We've all been there. This is the story of my first time really breaking production.
I won't dwell too long on what I broke, and how, as the specific technical problem isn't what this post is about.
Around 3 years into my career, I'm at the company that gave me my break into writing code for a living. I've got a lot of love for the place for "taking a chance" on me (hello, Imposter Syndrome), but I've also begun to develop a small ego. I think, fairly, it was a partially deserved ego. The first project I'd ever been given at the company was to replace an old-as-heck billing system hearkening back to the days of shared hosting websites with PHP control panels in the backend.
I'd poured blood, sweat, and tears into the project. All the seniors who were meant to guide me were either fired or quit early on in the piece, so the vast majority of the technical decisions and work was left up to the most junior person in the org. Sometimes I wonder if they wanted the project to fail - a la "too hard basket" - and I was to be a convenient sacrificial lamb. Later on one of my longest standing and most respected colleagues (though new to me at the time) rolled on to the project and we delivered it; a project they had attempted and failed twice before. You can imagine what that can do to an impressionable young person.

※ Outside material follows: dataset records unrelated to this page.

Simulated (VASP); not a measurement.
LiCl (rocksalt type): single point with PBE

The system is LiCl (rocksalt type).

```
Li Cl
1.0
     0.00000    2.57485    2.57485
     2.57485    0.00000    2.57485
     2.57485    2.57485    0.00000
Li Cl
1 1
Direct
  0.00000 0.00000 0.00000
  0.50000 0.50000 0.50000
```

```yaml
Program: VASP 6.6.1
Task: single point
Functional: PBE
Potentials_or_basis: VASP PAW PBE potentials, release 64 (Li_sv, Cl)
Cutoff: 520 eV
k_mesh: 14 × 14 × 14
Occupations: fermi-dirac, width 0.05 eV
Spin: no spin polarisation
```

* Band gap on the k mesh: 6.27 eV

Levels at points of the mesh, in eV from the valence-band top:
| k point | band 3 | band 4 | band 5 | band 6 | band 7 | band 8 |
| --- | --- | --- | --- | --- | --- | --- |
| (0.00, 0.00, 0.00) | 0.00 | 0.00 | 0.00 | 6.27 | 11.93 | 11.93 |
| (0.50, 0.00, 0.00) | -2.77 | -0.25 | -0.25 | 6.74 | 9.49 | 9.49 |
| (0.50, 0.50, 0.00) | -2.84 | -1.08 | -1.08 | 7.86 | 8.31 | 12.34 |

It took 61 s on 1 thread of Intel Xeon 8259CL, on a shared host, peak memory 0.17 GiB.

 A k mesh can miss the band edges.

And so I carried the cognitive dissonance of thinking I was an absolute hotshot, while feeling like I didn't belong.
My colleague and I proved to be a solid pair, and so we continued working together on subsequent successful projects; a boon to a burgeoning ego.
As a small aside one of the most impactful compliments I ever got was from a colleague as I left this company. "The company would not be where it is without you". I still think about the feeling it gave me to this day.
Eventually the projects take me toward my - now - career path of infrastructure/devops/sre/cloud-wrangler person. I'd spent a good amount of time straddling the borders between traditional SWE and some kind of tooling/infrastructure person; but without the access I believed I needed to do my job properly. So I ask to move to the infrastructure team, which the company graciously agrees to.
The operations team at the time had a reputation for arrogance. For the longest time in the office, a physical barrier of plants separated them from the SWE team. I've often thought this caused a more egregious manifestation of 'us and them'. SWE were, in their minds, morons deploying broken code onto their perfect machines. People were often afraid to approach the team lest they be chastised for asking inane questions, or were belittled in public.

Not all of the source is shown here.